Dang, take off for a coupla of 10-minutes-o'-interest sprint stages and all hell breaks loose--half of RadioSkank's hardworking GC is crashed out with busted whatsits or severely set back on the block, bitchin' Brit Wiggo is nursing a broken collarbone and heading back home, the race organizers go after Cav and Thor for ungentlemanly conduct--because we all know that's the worst problem plaguing the sport--and desperate stealth weapon Contador, now professing he's ready for the mountains, tries a classic left-hand-side uphill flyer on a milder stage only to be chased down and pipped by Cadel at the line without even gaining back a second. Save the drama for the mountains this weekend, whydontcha--or at least stay safely upright on the bikes for ten minutes you guys!
S.O.S. Please Someone Help Me: Speaking of our wee Giro king, I see sponsor Saxo Bank is freaking ou--um, generously handing Bjarne Riis the dough to pick up a bunch more support riders for Alberto, including, one hopes, at least one who can remind him of such crucial truisms as "front of the pack, good, !@#-end of nowhere, bad", and, equally utilitarian, pick up the squad's GC mantle for the future should the main man's doping case not go in his favor. I gotta say, I'm feeling sympathy for Bjarne on this one--having nursed such other talents as Basso and the Schlecks to huge success, it'd be a damn shame if he ended up in disgraced obscurity having to scramble to sign any kid with a halfway-decent speed on his daily newspaper route he can find. Anyway, who wants to domestique for Contador? Come on...a big fat signing bonus for new recruits with tactical sense!
Right Said Red: and, in a handsome reminder that the weakest man in the Tour de France can still beat the crap out of pretty well all but a 180 or so of the other 8 billion people on the planet with his legs tied behind his head like a trussed-up steer (hey, that reminds me of...aw, forget it, the boy's been through enough!), 2010 Lanterne Rouge Adriano Malori on Thursday was crowned Most Combative, which is not only an honor, but surely a useful tool as muscle-backup for his Lampre teammate Alessandro Petacchi the next time Cavendish (or some hired goon) tries to whang him off the tarmac in a tight sprint. Use him if you can, Ale-jet--ya can't count on your calendar pin-up photos defending you when you're mano-a-mano with the Manx Missile!

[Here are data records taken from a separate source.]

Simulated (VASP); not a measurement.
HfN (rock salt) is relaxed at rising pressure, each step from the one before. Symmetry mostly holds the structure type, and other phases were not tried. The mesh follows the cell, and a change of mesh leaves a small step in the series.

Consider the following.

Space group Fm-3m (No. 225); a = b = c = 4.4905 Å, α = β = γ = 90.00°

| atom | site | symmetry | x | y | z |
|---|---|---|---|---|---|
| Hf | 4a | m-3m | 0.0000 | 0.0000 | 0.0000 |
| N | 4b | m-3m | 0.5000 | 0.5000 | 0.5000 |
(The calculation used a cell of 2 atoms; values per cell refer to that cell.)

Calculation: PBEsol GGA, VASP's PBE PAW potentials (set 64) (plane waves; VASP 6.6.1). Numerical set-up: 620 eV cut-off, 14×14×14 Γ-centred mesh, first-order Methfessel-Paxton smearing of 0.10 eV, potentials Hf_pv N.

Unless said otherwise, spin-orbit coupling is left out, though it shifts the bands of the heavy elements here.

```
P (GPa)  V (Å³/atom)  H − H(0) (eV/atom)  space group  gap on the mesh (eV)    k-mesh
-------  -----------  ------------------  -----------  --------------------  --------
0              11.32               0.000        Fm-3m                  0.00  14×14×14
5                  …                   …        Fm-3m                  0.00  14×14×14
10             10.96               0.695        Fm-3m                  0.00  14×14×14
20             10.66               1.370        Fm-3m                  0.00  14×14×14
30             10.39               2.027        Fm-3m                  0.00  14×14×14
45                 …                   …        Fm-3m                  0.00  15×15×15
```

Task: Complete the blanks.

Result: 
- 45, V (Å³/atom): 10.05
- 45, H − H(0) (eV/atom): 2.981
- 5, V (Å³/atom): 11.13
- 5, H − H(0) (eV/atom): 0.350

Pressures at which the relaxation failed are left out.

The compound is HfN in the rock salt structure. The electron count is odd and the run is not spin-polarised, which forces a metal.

We Heart Capitalism: in souvenir news, the Tour itself is offering a smashing new bib on sale, not only ideal for brainwashing your little tot into a career in professional cyclist before s/he can even use the potty, but also for yer enterprising yet neat-freak grown-up contender who doesn't want his apres-stage...nutritional supplements getting on that nice team jersey. Also available for you-know-who's chef, a little maillot-jauneish reminder of what's at stake the next time there's a food-borne !@#$-up: Enjoy your dinners, gentlemen--carefully!
2 Legit, 2 Legit to Quit: finally, admiration and many thanks to Wall Street Journal sportswriter/cycling guru Reed Albergotti for his intriguing article on the present, past, and future legacy (and limits) of Alberto Contador, in which, I humbly note, racejunkie is briefly quoted, which means, I presume, that if I were really cool, and certain racers were interested in the trifecta of financial news, foreign sports pages, and cycling bloggers, I'd wake up some morning after the Tour de France to the sound of, say, Alberto's big brother whomping in my window with a crowbar, or, maybe, a set of giant white Cavish teeth trying to chew their way through my innocent doorjamb. Ah well, I'm not worried--it's not like some riders don't take criticism well!